They’re poking fun at the stupid hairstyle choices in the movie, spoofing the ridiculousness of zero-G making you move around really slow, using the music to great effect in order to highlight how it really doesn’t fit the action, just a banger all the way around.
This character had real potential which the bland, inconsistent writing and direction couldn’t really follow through on. He’s thankfully not Shatner chewing up scenery right and left. Nor is he Agar just being stunningly annoying and consistently cold towards everyone he meets. He’s sort of at a halfway point between those two. I don’t love him but I don’t hate him, either. The actor does his best to create an inner life for the guy, but he gets very little help as he tries.
Too be honest, the movie is too good for Mst3K, at least for the era it was released in. It reminds me of 401- Space Travelers. Still, I really think Warren Mitchell is one of Mst3k’s underrated actors. I liked him in The Crawling Eye and here also.

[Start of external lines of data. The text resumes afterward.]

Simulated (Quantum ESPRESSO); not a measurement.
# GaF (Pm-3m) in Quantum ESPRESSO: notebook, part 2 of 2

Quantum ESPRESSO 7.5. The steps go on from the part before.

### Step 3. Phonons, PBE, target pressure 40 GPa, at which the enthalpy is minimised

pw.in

Just now watching this. Naturally, I’ve seen it unriffed. My review from a few years ago:
Moon Zero Two (1969)
Science fiction film that manages to be both sedate and outrageously campy. Starts with a title sequence done as a comical animated cartoon, implying this is an out-and-out spoof, which it is not. The actual movie involves a space pilot hired by a tycoon to direct an asteroid made of sapphires to land on the Moon. Meanwhile, he helps a woman who shows up looking for her missing brother. Yes, the two plots do come together. The space stuff looks like a cheap version of 2001; realistic, for the most part, if obviously little tiny models. But the costumes and sets and wigs are straight out of Carnaby Street at the height of the Mod era, by way of Italian sci-fi movies. Then there’s the choreographed modern dance numbers performed at Moon City’s bar, which are a hoot. The tycoon acts like a low budget Bond villain, and wears a purple monocle. (There’s a lot of purple in this thing. Purple wigs, purple miniskirts, etc.) Because somebody tried to sell this as a “space Western,” the bad guys use plain old pistols instead of, say, ray guns. And there’s a wildly inappropriate brassy big band/jazz soundtrack. Concentrate on the eye candy and forget about the deadly slow story.
Later thoughts:
You’d think the first man on Mars would have a better job than salvaging satellites. Doing commercials, at least.
Why is the Western movie on the flying Moon transport thing on the wall that the passengers are not facing (except love-interest-to-be, so she can talk to designated-hero)?
It occurs to me that the bad guys usually have all the bright colors (particularly purple) while the good guys mostly have white, gray, and pale colors. Since this is sort of, kind of, vaguely James Bond-ish, that goes with the fact that the villains in those film always have the niftiest headquarter set designs.
According to the extra included on the DVD of the MST3K episode, some of the production crew did go over to the 2001 set and take notes on how they did the EVA scenes.
I saw the recent post about the original, unriffed movie Danger: Diabolik (1968) getting an upcoming 4K release. That reminded me that this movie (original and unriffed) still has not even seen an HD release. Seems to be just DVD (SD) quality, even on the places selling digital copies. These may even be only monaural as well.